The state has been buzzing for the past several days about the mystery beast that turned up dead down in Turner.
Many have accepted the opinion of an expert who said the odd-looking animal could be a feral chow dog which may or may not have had a few generations of cross-breeding working in its favor (or against it, depending on your point of view).
Unofficial reports that the critter was actually the ever-elusive Spam-Animal have yet to be confirmed or denied. And none of the county and regional carnivals that sprout up all over the state this time of year have reported any of their freak show goat-boys or bearded ladies (or chow-yote hybrids, for that matter) missing.
All of which, of course, makes life easier for us columnists, who get to chuckle along as the rumor mill keeps on grinding.
This newspaper didn’t even break the story (the Lewiston Sun Journal did), but as of Friday afternoon our Web site had racked up 36,038 hits on the story that recounted the expert’s chow-yote explanation.
Mainers love their mysteries, especially when those mysteries involve ugly unknown critters that go screech in the night.
Most outdoors enthusiasts have experienced a few “what-was-that” moments during their time in the woods.
Many of them even talk about those experiences … once … before realizing that they’d better be careful who they share those offbeat tales with.
I learned that lesson the hard way more than a decade ago, after a middle-of-the-night trip to Aroostook County took an unexpected turn.

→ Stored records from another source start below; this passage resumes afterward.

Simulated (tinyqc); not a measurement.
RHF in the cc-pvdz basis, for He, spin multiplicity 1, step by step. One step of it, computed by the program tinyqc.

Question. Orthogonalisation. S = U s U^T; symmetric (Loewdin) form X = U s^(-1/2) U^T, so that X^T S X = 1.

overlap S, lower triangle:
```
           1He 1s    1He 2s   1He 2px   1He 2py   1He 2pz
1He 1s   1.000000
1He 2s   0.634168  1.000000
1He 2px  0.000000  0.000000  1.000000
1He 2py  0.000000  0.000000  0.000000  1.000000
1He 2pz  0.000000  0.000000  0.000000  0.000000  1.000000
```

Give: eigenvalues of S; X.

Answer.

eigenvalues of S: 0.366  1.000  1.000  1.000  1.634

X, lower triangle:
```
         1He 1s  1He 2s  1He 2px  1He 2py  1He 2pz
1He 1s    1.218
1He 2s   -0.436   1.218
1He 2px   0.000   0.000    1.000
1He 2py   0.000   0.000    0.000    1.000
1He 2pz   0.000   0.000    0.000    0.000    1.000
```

My girlfriend at the time, a Madawaska woman whose male relatives knew far more about the woods than I ever would, slept in the front seat as I dodged snowdrifts and blowing snow outside of Limestone.
Suddenly (which, for the record, is usually among the most overused words in a writer’s arsenal) I saw an odd-looking critter sprinting across Route 1 in front of me.
The entire incident took less than a second, and the critter vanished into the cloud of snow outside the range of my headlights. All I really saw was its color … and the colors made no sense.
Half of the beast (or so I tried to explain, when my girlfriend suddenly woke up after I uttered what must have been an R-rated exclamation) looked something like a dark-brown bear. And the other half looked more like a shaggy, tan-colored sheep.
And it was taller than any bear or sheep I’d ever seen.
At least, that’s the way I remembered it. Of course, it was 2 a.m., and I was tired, and I may have eaten a bad slice of pizza or two at some point in my journey.
When we arrived in Madawaska, she made me recount my tale for her chuckling dad and brothers … all of whom never let me forget my bear-sheep … or beep … or share (we never really settled on a name we could all accept).
That was the last mystery critter I ever saw (or at least the last one I ever mentioned to the Daigle clan).
I learned my lesson.
Years later, I picked up a book of nature photographs and saw a picture of a beast with the exact coloration of my “beep.”
The photo showed a distinctly two-tone baby moose.
Finally, it seemed, the case was solved.
At least that’s what I conveniently told myself, unwilling to consider the alternative that had lurked in the back of my mind for years … and popped into the front of my mind every time I stepped into the woods.
Yup. It was a moose.
No doubt about it.
Fish-free derby still fun
A cool, crisp August Saturday lay before us as Kenneth Jandreau backed his boat trailer into the St. John River and gave me the only guarantee a realistic angler can expect from his guide.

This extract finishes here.